Having had previous experience with booking accessible hotel rooms, he realised that an informative app about access was badly needed.

“Back in 2012, myself and KC took a trip to London. It said on the [hotel] website that they were accessible but when we got there, there were three steps up to reception,” he says.

“Then the hotel took us up to the room, which they said was accessible, but the doors were narrow and I couldn’t fit it [the rollator] in. So from that, I felt that it would be great if they actually told us how accessible it was rather than saying Yes or No.”

The app is available to download from Microsoft's Windows store and accessearth. org but it will be available to Android and Apple users in the future.

Gallagher says Access Earth is unique in that users can submit detailed and to- the-point reviews of buildings all over the world.

“Currently there are two apps like ours – Wheelmap and DisabledGo. Wheelmap use crowdsourcing to get their information and the only information they give you is three things. There’s accessible, hardly accessible or not accessible,” he says.

“DisabledGo give you information on a five-point scale; so they might give parking a three out of five, but what does that mean? Ours is a rating system where you answer Yes or No questions that are easy to understand.”

Access Earth users can review specific facilities like ramps or lifts that are available wherever they go. If a user wants to submit a review of a building, they answer questions based on building regulation guidelines provided by the National Disability Authority and the Irish Wheelchair Association.

“The max is 21 but some questions won’t appear unless you need a lift or questions on bathrooms won’t appear unless they provide bathrooms,” Gallagher says.

“The idea is that they won’t be penalised for not having bathrooms, they will be penalised for not having accessible bathrooms.”

Grant says so many travel websites offer just a Yes or No in terms of accessibility but she hopes Access Earth will be different. “We want to make sure it’s not black or white, we want to give the full picture.”

McClean encourages people to submit reviews so they can expand their database. “We are using advocacy groups like IWA, IWA Sport and Kanchi to get it across to their users and pre-existing community to help spread the word and get users to add locations so future users can see that there are locations added.”

Without the support from Microsoft, NUI Maynooth and Tom Lysaght, the acting head of computer science in Maynooth, Grant says that Access Earth would not be possible.
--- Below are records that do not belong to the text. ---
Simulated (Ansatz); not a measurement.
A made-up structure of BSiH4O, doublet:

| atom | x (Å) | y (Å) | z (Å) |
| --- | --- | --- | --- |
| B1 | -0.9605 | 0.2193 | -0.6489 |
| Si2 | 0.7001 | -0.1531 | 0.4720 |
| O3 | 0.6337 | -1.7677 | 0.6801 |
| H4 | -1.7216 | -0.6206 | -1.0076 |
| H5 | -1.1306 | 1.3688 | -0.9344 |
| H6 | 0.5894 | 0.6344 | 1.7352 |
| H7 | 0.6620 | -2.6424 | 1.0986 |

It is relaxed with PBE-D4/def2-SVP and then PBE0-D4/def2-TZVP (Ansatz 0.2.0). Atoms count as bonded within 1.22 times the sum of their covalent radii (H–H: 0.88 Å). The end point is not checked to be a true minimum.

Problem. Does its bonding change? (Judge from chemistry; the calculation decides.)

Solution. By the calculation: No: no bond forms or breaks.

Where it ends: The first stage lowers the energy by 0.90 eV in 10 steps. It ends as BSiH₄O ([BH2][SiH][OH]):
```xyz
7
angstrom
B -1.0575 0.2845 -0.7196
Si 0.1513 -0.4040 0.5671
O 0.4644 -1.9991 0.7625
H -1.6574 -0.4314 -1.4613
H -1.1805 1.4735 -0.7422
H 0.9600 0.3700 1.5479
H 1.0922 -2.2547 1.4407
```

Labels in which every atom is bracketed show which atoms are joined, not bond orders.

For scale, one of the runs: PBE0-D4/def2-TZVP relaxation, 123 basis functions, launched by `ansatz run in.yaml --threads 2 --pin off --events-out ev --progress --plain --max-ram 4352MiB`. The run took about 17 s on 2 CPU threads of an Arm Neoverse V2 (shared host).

“We are students so it would be very hard to make the app in our spare time ourselves. Obviously we had the idea beforehand but we thought it would be a great opportunity.”

McCann is quick to add that while competing in the Imagine Cup is a big deal, if the Access Earth app is a success, it will be of huge value to those who need it.

“We want people to know that the app isn’t just for the competition,” he says. “We want to make this a reality and it needs to be done.”